SEATTLE (AP) -Former Indiana coach Kelvin Sampson emerged with a smile from an eight-hour, closed-door hearing before a NCAA panel that will determine whether he violated recruiting rules.
“Hey, guys. How you doing?” Sampson asked Friday evening when he was surprised in a hallway by an Associated Press reporter while leaving Hotel Deca.
He was with his lawyers after a day full of end runs around public view. Throughout the day, men in suits and ties served as lookouts for inquiring minds from the back service exits of the hotel.
“It went well. It’s a process,” Sampson said of the hearing based on the NCAA’s accusations of Sampson providing false and misleading information to investigators about more than 100 impermissible calls.
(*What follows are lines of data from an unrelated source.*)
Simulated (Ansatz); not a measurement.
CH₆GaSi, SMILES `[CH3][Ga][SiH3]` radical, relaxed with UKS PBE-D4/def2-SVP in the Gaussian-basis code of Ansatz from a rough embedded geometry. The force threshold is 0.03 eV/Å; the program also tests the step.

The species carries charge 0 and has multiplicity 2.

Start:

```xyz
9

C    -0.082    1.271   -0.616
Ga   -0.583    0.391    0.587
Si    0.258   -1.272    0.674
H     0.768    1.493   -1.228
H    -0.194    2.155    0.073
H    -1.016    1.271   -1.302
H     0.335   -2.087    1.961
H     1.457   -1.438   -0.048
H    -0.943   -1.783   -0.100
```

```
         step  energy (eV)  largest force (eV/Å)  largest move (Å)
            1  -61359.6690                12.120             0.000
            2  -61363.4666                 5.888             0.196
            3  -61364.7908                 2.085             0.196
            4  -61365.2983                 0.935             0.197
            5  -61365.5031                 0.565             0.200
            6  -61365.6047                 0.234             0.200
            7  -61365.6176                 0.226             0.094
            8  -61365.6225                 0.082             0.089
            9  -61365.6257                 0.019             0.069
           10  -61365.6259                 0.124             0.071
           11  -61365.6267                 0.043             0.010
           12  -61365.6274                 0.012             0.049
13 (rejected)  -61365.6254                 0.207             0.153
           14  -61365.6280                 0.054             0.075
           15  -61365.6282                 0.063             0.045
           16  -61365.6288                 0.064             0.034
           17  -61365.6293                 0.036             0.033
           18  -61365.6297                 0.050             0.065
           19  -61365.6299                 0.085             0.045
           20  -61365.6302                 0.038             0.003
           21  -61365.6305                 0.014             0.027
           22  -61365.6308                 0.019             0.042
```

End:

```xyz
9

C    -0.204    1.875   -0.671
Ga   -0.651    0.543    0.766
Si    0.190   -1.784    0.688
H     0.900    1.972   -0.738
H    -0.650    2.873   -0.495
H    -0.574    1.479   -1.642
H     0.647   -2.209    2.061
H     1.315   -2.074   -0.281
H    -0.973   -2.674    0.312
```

The NCAA also accuses Sampson, now an assistant coach with the Milwaukee Bucks, with knowingly violating NCAA recruiting restrictions imposed because of a previous phone-call scandal at Oklahoma.
When asked if the questioning went as he thought it would, Sampson said: “About what we expected.”
“We’ll be back tomorrow,” he added, before sliding closed the side door of a minivan that then drove him away.
Indiana senior associate athletic director Tim Fitzpatrick said the hearing will continue Saturday morning.
Stacey Osburn, associate director of media relations for the NCAA, said the decision on possible sanctions likely won’t be known for at least six weeks.
Indiana officials are trying to avoid additional penalties beyond the scholarship and recruiting restrictions the school imposed when the allegations came to light last year. They will issue a statement at the end of Saturday’s hearing.
Athletic director Rick Greenspan, current Hoosiers coach Tom Crean and Big Ten commissioner Jim Delany are among those attending. Greenspan and Crean refused comment.
When asked whether the day was as long as it seemed as he left the hearing room shortly after 6 p.m., Delany just laughed.
Former assistant coach Rob Senderoff, now an assistant at Kent State, appeared with an attorney and Kent State athletic director, Laing Kennedy. Senderoff, widely viewed as the fall-guy in this case, is accused of making recruiting calls in the presence of Sampson and handing the phone to recruits and recruits’ parents and coaches on recruiting trips, so they could speak to Sampson.
The NCAA banned all those practices when it handed down the Oklahoma punishment in May 2006.
Senderoff faces what the NCAA calls a show-cause penalty, which requires schools to get the NCAA infractions committee’s approval of their hire of a coach. If he receives a show-cause penalty, Kent State would have to either appeal that sanction or fire Senderoff.
Senderoff sneaked out a back door of the banquet room where the hearing was held with Kennedy and an attorney then walked down a back alley during a one-hour break for lunch. He looked spent and bewildered at the end of the day, his face flush.
“Going back to (my hotel) to get some rest,” Senderoff said, sighing. “Long day.”
Sampson has repeatedly denied he was knowingly involved in three-way calls, and Senderoff and Sampson both dispute the NCAA’s contention that they did not tell investigators the whole truth.
But the NCAA cited interviews with seven recruits, some of whom said Sampson, Senderoff and a third person were all on the phone at the same time. Sampson has questioned the credibility of the witnesses because he contends they made mistakes on dates, times and certain events that were discussed.
Questions also have been raised about whether school officials should have known about the phone calls earlier. And many around the storied IU program think Sampson should have been fired immediately when the allegations surfaced last summer.
The question for Greenspan and other Indiana officials is whether they’ve done enough to avoid more serious penalties, such as a postseason ban.
They may have to wait into August to find out.